Mastered from the original tapes and limited to 3,000 numbered copies, Porgy and Bess attains previously unheard degrees of clarity, openness, immediacy, and depth on Mobile Fidelity's hybrid SACD. Here, the arrangements unfold amidst practically limitless soundstages and burst with multi-dimensional images. Separation between instruments allows you to locate individual band members and trace the decay of the notes. Davis' iconic solo passages take on borderline-surreal qualities of realism and shape. The magisterial scope of the Evans-conducted orchestra emerges with room-filling bloom, color, and dynamics.
While difficult to pinpoint its single-best strength, Mobile Fidelity's reissue gives reference-level credence to what may remain the album's most crucial aspect: tone. Based not on chords but on scales and feeling, Porgy and Bess teems with emotions and possibilities – characteristics conveyed by the nuances, timbre, and temper delivered by the array of horns, woodwinds, basses, and percussion involved. Whether the combination of Bill Barber's tuba in unison with Paul Chambers' bass during "Buzzard Song," Davis' improvisational flights on "It Ain't Necessarily So," or the doubling up on alto flutes on several compositions, never before have they been experienced with such richness, roundness, and palpability.
Just as identifying singular sonic highlights proves virtually unfeasible, so does underlining which songs feature the most memorable exchanges, melodies, and scoring. Davis and Evans' adaptation of Porgy and Bess remains of a piece, an American touchstone, a recording that immediately separated itself from the multiple other versions released during the same period and continues to make waves decades after its creation, assuming a place in the historical canon alongside collaborative masterworks by Duke Ellington/Billy Strayhorn and Frank Sinatra/Nelson Riddle.
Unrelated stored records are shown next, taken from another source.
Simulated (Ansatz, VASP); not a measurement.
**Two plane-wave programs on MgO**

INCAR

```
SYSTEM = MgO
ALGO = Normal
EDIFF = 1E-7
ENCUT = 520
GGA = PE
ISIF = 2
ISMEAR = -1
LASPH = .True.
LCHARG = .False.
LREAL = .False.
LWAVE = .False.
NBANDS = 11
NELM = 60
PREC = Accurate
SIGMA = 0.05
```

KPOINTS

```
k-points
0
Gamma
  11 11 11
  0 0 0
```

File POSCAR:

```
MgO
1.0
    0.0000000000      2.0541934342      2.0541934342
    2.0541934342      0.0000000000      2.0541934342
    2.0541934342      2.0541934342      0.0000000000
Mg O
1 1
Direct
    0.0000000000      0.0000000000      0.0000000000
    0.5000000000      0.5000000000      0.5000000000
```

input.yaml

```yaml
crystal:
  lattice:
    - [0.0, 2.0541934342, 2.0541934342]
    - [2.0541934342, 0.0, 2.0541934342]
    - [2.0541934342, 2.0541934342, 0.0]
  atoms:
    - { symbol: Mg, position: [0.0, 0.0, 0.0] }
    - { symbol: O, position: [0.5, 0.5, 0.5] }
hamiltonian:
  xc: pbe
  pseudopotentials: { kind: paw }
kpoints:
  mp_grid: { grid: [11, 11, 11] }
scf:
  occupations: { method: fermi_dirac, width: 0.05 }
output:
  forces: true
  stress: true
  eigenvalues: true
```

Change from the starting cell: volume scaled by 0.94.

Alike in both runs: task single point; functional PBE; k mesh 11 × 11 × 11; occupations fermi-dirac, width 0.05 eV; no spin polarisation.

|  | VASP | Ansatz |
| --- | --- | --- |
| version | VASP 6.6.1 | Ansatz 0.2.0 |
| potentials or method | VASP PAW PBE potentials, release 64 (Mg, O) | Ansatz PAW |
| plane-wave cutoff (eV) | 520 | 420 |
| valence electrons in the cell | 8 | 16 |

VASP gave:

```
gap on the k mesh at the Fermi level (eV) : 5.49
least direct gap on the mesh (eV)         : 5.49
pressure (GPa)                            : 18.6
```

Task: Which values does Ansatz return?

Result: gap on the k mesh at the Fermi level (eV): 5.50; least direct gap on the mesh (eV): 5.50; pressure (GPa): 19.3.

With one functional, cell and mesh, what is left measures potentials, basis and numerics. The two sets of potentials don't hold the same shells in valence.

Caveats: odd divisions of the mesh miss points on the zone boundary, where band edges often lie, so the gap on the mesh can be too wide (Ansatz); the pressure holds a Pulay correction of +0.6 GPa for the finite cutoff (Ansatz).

Defined by Davis biographer Jack Chambers as "a new score, with its own integrity, order, and action," Porgy and Bess has been identified by nearly every major outlet and expert as a must-have album. Davis' phrasing alone cements the effort with a genius quality. As Brian Cook and Richard Morton explain in The Penguin Guide to Jazz: "'Prayer' is an astounding tour de force, harmonically suspended, and with Miles' most extraordinarily recorded solo to date punctuated by agonized screams and shouts, whether of affirmation or suffering it isn't easy to judge. Miles was not in good physical condition during the making of the record, which perhaps explains the twisting intensity, the bent notes and slurs which seem to express some inner pain." Then there's the immortal rendition of "Summertime," the epitome of calm, understatement, and beauty.
At once sweet and spiritual, sure and steady, graceful and exuberant, happy and poignant, Porgy and Bess is a phenomenal jazz dance that has never been equaled – and likely, never will. Hear it as Davis, Evans, and company intended.